Hundreds Pay Respect To K9 Choper

Conewango Township Officer and K9 Handler Scott Neiswonger grieves following the ceremony. P-J photo by Brian Ferry

WARREN, Pa. — At least 50 law enforcement officers and hundreds of citizens attended a funeral service Tuesday afternoon at Warren Area High School to remember and celebrate Conewango Township Police K9 Officer Choper.

Canine handlers from as far as Virginia came to honor Choper and Conewango Township Police Officer and K9 Handler Scott Neiswonger.

“Our thoughts and prayers go out to Officer Scott Neiswonger,” Conewango Township Police Department Chief Jason Peters said. Neiswonger lost “his law enforcement partner, his companion, his friend.”

Choper died early Wednesday, June 6, as a result of injuries sustained in a fall during a training exercise.

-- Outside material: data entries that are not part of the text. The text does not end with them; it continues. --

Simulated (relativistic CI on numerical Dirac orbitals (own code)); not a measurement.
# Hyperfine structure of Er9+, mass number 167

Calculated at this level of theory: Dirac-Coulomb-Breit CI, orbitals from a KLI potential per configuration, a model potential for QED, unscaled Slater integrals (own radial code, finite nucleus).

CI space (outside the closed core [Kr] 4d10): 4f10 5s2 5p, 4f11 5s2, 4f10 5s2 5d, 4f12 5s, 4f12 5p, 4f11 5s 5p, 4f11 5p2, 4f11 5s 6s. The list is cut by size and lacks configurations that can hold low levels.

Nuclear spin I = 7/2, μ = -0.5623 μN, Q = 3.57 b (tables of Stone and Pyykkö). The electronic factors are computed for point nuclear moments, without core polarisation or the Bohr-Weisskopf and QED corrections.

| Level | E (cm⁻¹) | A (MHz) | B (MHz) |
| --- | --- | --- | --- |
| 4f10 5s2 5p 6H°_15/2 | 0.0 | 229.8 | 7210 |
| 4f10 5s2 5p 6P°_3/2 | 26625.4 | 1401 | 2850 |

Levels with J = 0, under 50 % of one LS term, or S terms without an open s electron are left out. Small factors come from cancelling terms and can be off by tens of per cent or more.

“Choper was driven to complete his duties as a law enforcement officer,” Peters said. “He was in that state of mind — get the bad guy. What happened next was unimaginable. That driven spirit broke through that locked door to that rooftop.”

“Two hearts were broken in that moment,” he said.

Choper was trained for drug detection, tracking, and apprehension. He also assisted the department with public relations.

“Choper widened the eyes of almost all the children here in Warren, including my own son,” Peters said. “Rest easy, Choper. Good boy.”

Neiswonger asked his friend, Pennsylvania State Police Trooper Andrew Goss, to speak at the ceremony.

“We both came to law enforcement to make a difference,” Goss said.

He said Neiswonger had confided in him that he hoped someday to be “lucky enough” to become a canine handler. “He felt that would refocus him and renew his energy as a law enforcement officer,” Goss said.

He was working when “Scott brought a very handsome German shepherd named Choper to the state police barracks to meet the guys,” he said. “From that day forward, I referred to Choper as ‘Little Guy.'”

“Choper existed in this world to serve the people of Conewango Township and Warren County,” he said.

He said Choper performed that service “effectively, enthusiastically, and with honor.”

Police officers develop relationships with their partners. “We absolutely know when the sh*t hits the fan, that person has our back,” Goss said.

And people develop bonds with their pets. “They really do become part of a family,” he said.

Choper was both for Neiswonger, a partner and family.

“How much more, then, do we develop a bond with an animal that goes to work with us?” he asked. “Every hour of every day. Every day of every week. Every week of every year. What kind of bond is formed?”

“Not just a partner,” Goss said. “A family member. A best friend.”

“I know that Choper led a happy, meaningful, purpose-filled life that we were all lucky enough to share a little bit of,” he said. “Scott, you and Choper have made a difference and had an influence.”

“May God take the Little Guy into his loving grace and protection,” Goss said. “Rest easy, Little Guy. We got it from here. And worry not, we’ll take care of Dad.”

Gov. Tom Wolf was unable to attend the ceremony, but sent a statement that was read by Warren County District Attorney Rob Greene.

“It is my honor to pay respect to K9 Officer Choper,” Wolf wrote. “Choper has earned great distinction. Choper ensured the safety and well-being of fellow officers by demonstrating exemplary honor and bravery.”

At the end of the service, the final radio call went out for Choper.

“Warren County K9 109…”

“Warren County K9 109…”

“We regret to announce, with deep sadness, the passing of Conewango Township K9 109. His last call came on June 6, 2018, at 0:02 hours. Rest in peace and know that we have it from here.”

Following the service, about 40 law enforcement vehicles processed from the high school to the Conewango Township Police Department office in Starbrick.